Some shit you should know before you dig in: If you’re unaware, Section 702 of the Foreign Intelligence Surveillance Act is a foreign-intelligence authority that lets agencies like the NSA, FBI and CIA collect the emails, calls and texts of non-Americans believed to be located overseas. It’s a targeted program rather than bulk collection, and both Democratic and Republican administrations have called it indispensable, saying it feeds more than half of the president’s daily intelligence brief and has helped thwart terror plots. The catch critics seize on is that because those foreign targets often communicate with people inside the US, the program inevitably sweeps up Americans’ communications too, which the government can then search without a warrant, a so-called “backdoor search” that privacy advocates and lawmakers in both parties have long fought to require a warrant for.

CAPITOL

What’s going on now: The House rejected a short-term extension through July 2 on a 198-218 vote, falling short even of a simple majority. The warrantless foreign-surveillance program expires Friday at midnight, and with the House not due back until June 23, it is set to go dark.

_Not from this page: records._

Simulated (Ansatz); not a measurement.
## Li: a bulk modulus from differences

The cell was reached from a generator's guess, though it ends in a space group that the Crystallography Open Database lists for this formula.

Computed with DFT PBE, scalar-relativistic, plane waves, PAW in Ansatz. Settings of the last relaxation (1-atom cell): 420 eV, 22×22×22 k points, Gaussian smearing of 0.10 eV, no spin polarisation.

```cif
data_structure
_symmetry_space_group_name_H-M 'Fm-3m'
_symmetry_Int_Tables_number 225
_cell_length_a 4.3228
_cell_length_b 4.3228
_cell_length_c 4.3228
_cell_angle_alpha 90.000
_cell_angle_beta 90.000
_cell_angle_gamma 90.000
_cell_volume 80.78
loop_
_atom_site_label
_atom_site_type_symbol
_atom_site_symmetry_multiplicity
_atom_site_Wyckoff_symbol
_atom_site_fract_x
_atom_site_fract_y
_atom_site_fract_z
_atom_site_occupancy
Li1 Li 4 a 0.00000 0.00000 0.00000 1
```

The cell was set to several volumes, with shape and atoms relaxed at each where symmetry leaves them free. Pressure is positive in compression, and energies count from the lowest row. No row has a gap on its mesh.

The collapse was driven by Democratic objections to Trump’s pick of Bill Pulte, a housing official with no intelligence experience, to serve as acting director of national intelligence. Democrats refuse to back an extension unless Trump drops him, citing fears he would abuse intelligence tools against the president’s political enemies given his record of searching government databases for damaging material. A near-finished bipartisan deal for a three-year extension had fallen apart once Pulte was named.

Republicans blasted the impasse, with Speaker Mike Johnson calling the Democrats’ move “shameful” and Senate Majority Leader John Thune branding it irresponsible, both warning of the security risk during the upcoming World Cup and America250 events. Democrats countered that they could not support reauthorization without meaningful reforms to protect Americans’ privacy, with Intelligence Committee Democrat Jim Himes arguing there would be no negotiation “until the president backs away from Bill Pulte.”

Trump suggested he could extend the law by executive order, telling reporters, “Congress wants me to do it,” though it is unclear whether he has that authority and lawmakers called the idea uncharted territory.